I earned my fourth platinum trophy on the PS4, finishing up Insomniac Games’ Spider-Man video game.
I didn’t get the platinum by accident. I had to grind away at the game for a very long time. In the end, in order to earn enough Challenge tokens to buy all of the Spider-Man suits, I had to begin a new game and play it to the point where the Taskmaster challenges appeared again. On my first playthrough, I worked myself into a corner where I’d have had to ace all of the challenges in order to earn enough tokens for the suits, and I wasn’t able to do that. I never did get the hang of the drone challenges. The good thing about finishing the story and earning the right to play a new game is that all of your abilities, suits and gadgets carry over. This meant I only had to purchase the suits I didn’t get the first go-round.
Which I did, earning the trophy for buying all the suits (all of which are impressive in their own way), which in turn earned my platinum trophy for getting all of the trophies.
If I didn’t like the game, I’d never have been able to invest the time necessary to earn the platinum. This is what all four of my platinums have in common: I really enjoyed the games I earned them for. These were Mass Effect, Fallout 4, Watch Dogs 2, and, now, Spider-Man.
This game has easily made my list of favorite games of all time. The fighting mechanics remind me a lot of the Arkham series of Batman games, with a similar array of gadgets and fighting moves, including some dynamic finishers. The New York City game setting is the most beautifully and realistically rendered urban setting I’ve ever seen, taking advantage of every dimension and offering many familiar landmarks, both from real life and from Marvel Comics (Dr. Strange’s sanctum sanctorum is here, as is Avengers Tower). Not since the first Assassin’s Creed games were released have I been as impressed with how vertical spaces are used in a game. Spider-Man is able to take full advantage of every square-foot of game space. The web-spinning and swinging mechanics took a little time to master, but once I did I felt like I was the one who had been bitten by a radioactive spider.
The game story itself would have made a great motion picture. This is an slightly older Peter Parker, who is assisting Dr. Otto Octavius in developing smart prosthetic limbs. We aren’t telling the origin story again, for which I am eternally thankful. Uncle Ben is already as dead as converted rice when the story begins. Aunt May fills her days with good deeds, working for a non-profit that feeds the hungry. Peter and Mary Jane Watson aren’t a couple as the story begins, but there’s a glimmer of hope that these two crazy kids may get back together.

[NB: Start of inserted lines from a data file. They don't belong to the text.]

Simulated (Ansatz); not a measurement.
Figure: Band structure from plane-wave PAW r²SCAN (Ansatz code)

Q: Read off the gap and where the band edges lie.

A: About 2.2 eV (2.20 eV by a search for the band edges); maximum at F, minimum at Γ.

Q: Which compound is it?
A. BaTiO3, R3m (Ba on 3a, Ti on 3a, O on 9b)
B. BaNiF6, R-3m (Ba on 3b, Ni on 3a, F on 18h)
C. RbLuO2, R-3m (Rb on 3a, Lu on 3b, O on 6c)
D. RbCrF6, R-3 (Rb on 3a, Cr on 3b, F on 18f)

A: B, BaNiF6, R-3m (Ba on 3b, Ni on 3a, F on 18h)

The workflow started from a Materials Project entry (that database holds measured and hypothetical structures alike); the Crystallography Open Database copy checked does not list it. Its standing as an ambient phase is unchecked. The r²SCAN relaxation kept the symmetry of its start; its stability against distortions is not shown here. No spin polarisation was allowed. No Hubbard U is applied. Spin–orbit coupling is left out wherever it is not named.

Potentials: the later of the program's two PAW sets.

I seem to be writing more about Peter Parker than Spider-Man so far. And, that’s a good thing. The Peter Parker story is just as engaging as the Spider-Man story in this game, which is both surprising and refreshing. When the Spider-Man story kicks into high gear, with all of the amazing special effects and dynamic cut scenes, it adds to what is already an engaging and exciting campaign. Of course, it seems that every potential father figure in Pete’s life turns out to be a super-villain, but that’s just like the comic book, isn’t it? I’m not going to ruin things for you by naming all of the names. But, you’re not a true Spider-Fan if you don’t know who Otto Octavius is.
I am decades removed from the comic book continuity, so I don’t really know what the classic Spider-Man villains look like these days. The character design in this video game was—dare I say it?—amazing. Spectacular, even. I particularly liked Rhino and Electro, but the Vulture was no slouch either. Negative Man was a new villain to me, but I like his film negative esthetic.
The collectibles and side missions are also fun. Whether I was collecting Peter’s many backpacks from their hiding places or taking photos of New York landmarks, I never felt like I was just wasting time. The random street crimes and base battles also helped me hone my abilities and level up pretty quickly. I also enjoyed the missions where I played as Miles Morales (a name I’m familiar with, even though Miles is way after my time) or Mary Jane. I actually wish there had been a few more of these, or maybe a couple played as Aunt May.
The resolution to the main story arc is cinematic and dramatic. There was one very high-profile Spider-Man villain I thought I’d see before the credits rolled, but they are apparently saving this one for the inevitable sequel (which I will also buy).
My only complaint is that the drone missions in the Taskmaster challenges were too difficult for me. Not for everyone; just for me.
I enjoyed this one so much that I also downloaded the three DLCs that have been released. I’ve finished the first, which features the Black Cat, and I enjoyed that one as well.
If you’ve been waiting for the price to drop, you’ve waited long enough. Go out and play it now.